The chemical descriptors that enter such models can stem from various theories: some can be obtained only using chemical formulas, while others require the knowledge of the geometrical structure which can be obtained from experimental data or from theoretical calculations. Other molecular descriptors can only be obtained at the quantum level, such as ones stemming from conceptual density functional theory (CDFT) [6, 7] or Bader’s quantum theory of atoms-in-molecules (QTAIM) [8, 9]. These descriptors present, from our viewpoint, the advantage of being deeply grounded in physics and are directly derived from the electron density, which is the primary physical observable in quantum chemistry.

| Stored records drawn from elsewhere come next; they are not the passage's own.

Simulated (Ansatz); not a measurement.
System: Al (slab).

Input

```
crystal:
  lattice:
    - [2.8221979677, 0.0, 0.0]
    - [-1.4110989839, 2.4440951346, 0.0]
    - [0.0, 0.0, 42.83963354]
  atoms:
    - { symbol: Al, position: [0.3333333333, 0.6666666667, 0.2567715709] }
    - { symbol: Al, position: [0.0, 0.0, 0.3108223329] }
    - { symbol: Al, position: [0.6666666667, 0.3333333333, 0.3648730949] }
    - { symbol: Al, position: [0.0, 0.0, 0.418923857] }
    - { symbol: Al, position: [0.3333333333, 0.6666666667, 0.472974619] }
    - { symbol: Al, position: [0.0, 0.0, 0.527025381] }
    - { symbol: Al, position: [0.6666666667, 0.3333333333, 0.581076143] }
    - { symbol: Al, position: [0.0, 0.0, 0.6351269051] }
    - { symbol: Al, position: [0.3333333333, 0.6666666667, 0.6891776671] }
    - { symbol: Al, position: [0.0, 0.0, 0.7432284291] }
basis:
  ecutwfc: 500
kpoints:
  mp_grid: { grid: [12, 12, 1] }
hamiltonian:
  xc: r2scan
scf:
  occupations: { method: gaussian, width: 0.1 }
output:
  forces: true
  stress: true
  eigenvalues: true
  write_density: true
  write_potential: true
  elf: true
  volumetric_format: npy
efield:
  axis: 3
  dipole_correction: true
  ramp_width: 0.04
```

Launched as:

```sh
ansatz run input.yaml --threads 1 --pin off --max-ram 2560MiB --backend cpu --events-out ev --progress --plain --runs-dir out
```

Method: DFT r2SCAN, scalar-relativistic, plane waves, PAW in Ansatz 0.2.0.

In this paper, we will use these descriptors for the study of the reactivity of some Brønsted acids and bases. Historically, sorting and comparing these systems through scales of pKa values stand as one of the early successes in the quantification of chemical reactivity. However, the prediction of pKa in solution are notoriously known to be difficult in computational chemistry [10, 11], as solvent effects are important and cannot often be correctly described using a genuine implicit model. Even if considerable progress has been made in the modeling of such effects, they still remain a challenge [12].

On the contrary, gas-phase basicity is a candidate of choice to assess the ability of quantum chemical descriptors to rationalize such reactions. CDFT, which can be described as a perturbative approach, has been successfully exploited to provide quantified indexes of reactivity. For instance, linear dependence between experimental pKa values and such theoretical indexes were observed across various types of small inorganic [13] and organic molecular systems [14, 15]. Similarly, the use of QTAIM was advocated to quantify the basicity of the lone pairs of basic hereroatoms [16]. Obviously, alternative computational methods exist, also giving realiable results [17–20].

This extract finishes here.